What exactly happens when bias units of neural networks are regularized?


I have implemented few neural networks after initially learning about them from online tutorials and all of which mention that during regularization, bias units are not taken into account but it does not result in any major differences if they are regularized.

I don't understand:

  • What really happens If I regularize entire weight matrix including biases ?
  • Does it really never produce any major difference or there are some edge cases ?

Solution

  • Theoretically, if you regularized your biases you would be removing some flexibility from how your network functions. Allowing biases to grow large in magnitude may allow neurons to saturate faster without responding to outlier values that amount to noise in the training data. Meanwhile, multiplying a large weight by an input value that is very atypical of the population you are studying will amplify the extent to which your network conforms itself to that outlier example, and the network won't generalize as well to held out data.

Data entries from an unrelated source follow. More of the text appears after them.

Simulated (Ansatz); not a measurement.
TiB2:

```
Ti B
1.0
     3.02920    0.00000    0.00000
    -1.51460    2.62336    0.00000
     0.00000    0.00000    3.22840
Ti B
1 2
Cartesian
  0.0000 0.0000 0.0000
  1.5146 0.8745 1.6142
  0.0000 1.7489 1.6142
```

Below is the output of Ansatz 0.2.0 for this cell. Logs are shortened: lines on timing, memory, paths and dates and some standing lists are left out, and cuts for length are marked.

    Your tutorials probably had exercises showing how regularization of weights dramatically narrows the gap between training accuracy and test/validation accuracy. The problem with regularization of biases, though, is that empirical evidence is lacking to suggest it alters network performance, even though theoretically it makes intuitive sense that regularizing biases would worsen performance. This gap between an appealing theory and what experimental evidence shows is something you will encounter more times in your study of neural networks. It means there is a lot more research to be done!

    In summary, whether or not to regularize biases at this point boils down to personal preference since dramatic improvement is not seen versus unregularized biases. Remember, this is a heuristic derived from empirical observation and still lacks a convincing theoretical underpinning.